The award is named after the late Bayard Rustin, a civil rights leader who worked with Martin Luther King Jr. and was an organizer for the March on Washington and other protests.
Stuart Liburd, Jr., president of Tech’s NSBE chapter said Slade was as deserving recipient of the first Bayard Rustin Award as she exemplifiles Rustin’s commitment and “behind the scenes” work.
“In Darnishia’s time here at Michigan Tech, she has helped elevate sudents, faculty and the whole University community to obtain a level of utmost excellence that empowers us so we can be our best selves.”

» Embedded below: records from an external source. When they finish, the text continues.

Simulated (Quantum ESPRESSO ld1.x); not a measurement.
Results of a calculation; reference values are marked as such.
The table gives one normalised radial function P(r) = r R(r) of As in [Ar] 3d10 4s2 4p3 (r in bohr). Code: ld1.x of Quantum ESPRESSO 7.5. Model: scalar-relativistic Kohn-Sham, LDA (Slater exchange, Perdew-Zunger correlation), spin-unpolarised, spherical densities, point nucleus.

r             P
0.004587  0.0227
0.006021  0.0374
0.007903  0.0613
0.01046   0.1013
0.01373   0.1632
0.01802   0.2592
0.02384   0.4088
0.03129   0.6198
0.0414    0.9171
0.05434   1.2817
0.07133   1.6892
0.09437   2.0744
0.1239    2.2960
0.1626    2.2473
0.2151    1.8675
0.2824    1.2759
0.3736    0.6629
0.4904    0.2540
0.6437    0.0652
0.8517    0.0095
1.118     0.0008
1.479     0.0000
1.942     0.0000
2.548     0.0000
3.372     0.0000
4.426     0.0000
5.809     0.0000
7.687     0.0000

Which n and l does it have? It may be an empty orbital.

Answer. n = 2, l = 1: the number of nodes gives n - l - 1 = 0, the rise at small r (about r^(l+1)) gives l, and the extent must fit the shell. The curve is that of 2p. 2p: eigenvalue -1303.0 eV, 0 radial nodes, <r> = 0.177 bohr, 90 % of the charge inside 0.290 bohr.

Calling the award the biggest compliment she has ever received, Slade says she is still taken aback by the award. “This means so much to me because it came from the students.” Slade says she feels a connection with Rustin in that his work, like hers, is essentially grass roots. “He didn’t mind getting his hands dirty. And he never gave up on his convictions that minorities in the United States could, and would, succeed.
In remarks upon accepting the award at the MLK Banquet, Slade said she feels it’s important to “pay it forward” to students because of mentors she’s had, such as Betty Chavis, Gloria Melton and the late Inetta Harris.
Slade is an alumna of Michigan Tech and is currently a PhD student in Applied Cognitive Science and Human Factors.